DFS & BFS

[dev-onejun]

Stack Example

stack = []

stack.append(5)
stack.append(2)
stack.append(3)
stack.pop()

# -> stack = [5, 2]

print(stack[::-1]) # 최상단 원소부터 출력 -> [2, 5]
print(stack) # 최하단 원소부터 출력 -> [5, 2]

[dev-onejun]

Queue Example

You can use list as queue, but using deque is more benefits for time complexity.

from collections import deque

queue = deque()

queue.append(5)
queue.append(2)
queue.append(3)
queue.popleft()

# -> queue = [2, 3]

print(queue) # 먼저 들어온 순서대로 출력 -> [2, 3]

queue.reverse()
print(queue) # 나중에 들어온 원소부터 출력 -> [3, 2]

[dev-onejun]

Recursive Function

NOTE

• Python has the limit of depth of recursive function as default. So if you just ran a code plainly, the program will be stopped automatically with RecursionError.
• All the iteration can be the recursive function, vice versa.
• Because a called function, the recursive function, is allocated in computer memory as a stack, it uses instead of the stack as it makes codes briefly.

Example

Factorial

def factorial(n):
    if n <= 1:
        return 1

    return n * factorial(n-1)

print(factorial(5)) # -> 120

Euclidean Algorithm

the method of computing the Greatest Common Divisor (GCD) of two integers, the largest number that divides them both without a remainder.

def gcd(a, b):
    r = a % b

    if r == 0:
        return b

    return gcd(b, r)

print(gcd(192, 162)) # -> 6

[dev-onejun]

Algorithm

DFS (Depth-First Search)

def dfs(graph, v, visited): # v는 현재 방문한 노드
    visited[v] = True
    print(v, end=' ')
    for i in graph[v]:
        if not visited[v]:
            dfs(graph, i, visited)

# 각 노드가 연결된 정보를 표현 (2차원 리스트)
graph = [
    [], # 보통 그래프 문제에서 0번 노드로 시작하지 않기 때문에 비워둠.
    [2, 3, 8], # 1번 노드는 2,3,8번 노드와 간선이 있음.
    [1, 7],
    [1, 4, 5],
    [3, 5],
    [3, 4],
    [7],
    [2, 6, 8],
    [1, 7]
]

# 각 노드가 방문된 정보를 표현 (1차원 리스트)
visited = [False] * 9 # -> [False, False, ..., False]

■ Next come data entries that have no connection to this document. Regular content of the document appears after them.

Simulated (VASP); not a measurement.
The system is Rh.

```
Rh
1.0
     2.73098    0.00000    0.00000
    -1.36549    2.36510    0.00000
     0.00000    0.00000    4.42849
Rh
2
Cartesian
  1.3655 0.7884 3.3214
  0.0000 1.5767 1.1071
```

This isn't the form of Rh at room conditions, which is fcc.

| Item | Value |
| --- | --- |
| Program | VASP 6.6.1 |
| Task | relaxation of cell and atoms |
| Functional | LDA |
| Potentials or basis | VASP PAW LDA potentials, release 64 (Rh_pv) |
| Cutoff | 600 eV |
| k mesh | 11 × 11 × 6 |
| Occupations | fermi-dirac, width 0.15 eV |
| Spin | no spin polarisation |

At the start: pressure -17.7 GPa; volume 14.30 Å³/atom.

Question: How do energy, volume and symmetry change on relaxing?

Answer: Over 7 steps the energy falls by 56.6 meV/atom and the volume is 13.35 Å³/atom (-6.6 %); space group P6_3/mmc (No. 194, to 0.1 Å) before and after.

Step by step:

dfs(graph, 1, visited) # -> 1 2 7 6 8 3 4 5

BFS (Breadth-First Search)

from collections import deque

def bfs(graph, start, visited):
    queue = deque([start])

    visited[start] = True
    while queue:
        v = queue.popleft()
        print(v, end=' ')

        for i in graph[v]:
            if not visited[i]:
                queue.append(i)
                visited[i] = True

bfs(graph, 1, visited) # visited는 False로 초기화 했다고 가정. -> 1 2 3 8 7 4 5 6

[dev-onejun]

연습문제

음료수 얼려 먹기

[dev-onejun]

Idea

1. use bfs to make the ice-cream first

[dev-onejun]

미로 탈출

[dev-onejun]

Idea

because we should find the shortest path of the player, using bfs will work.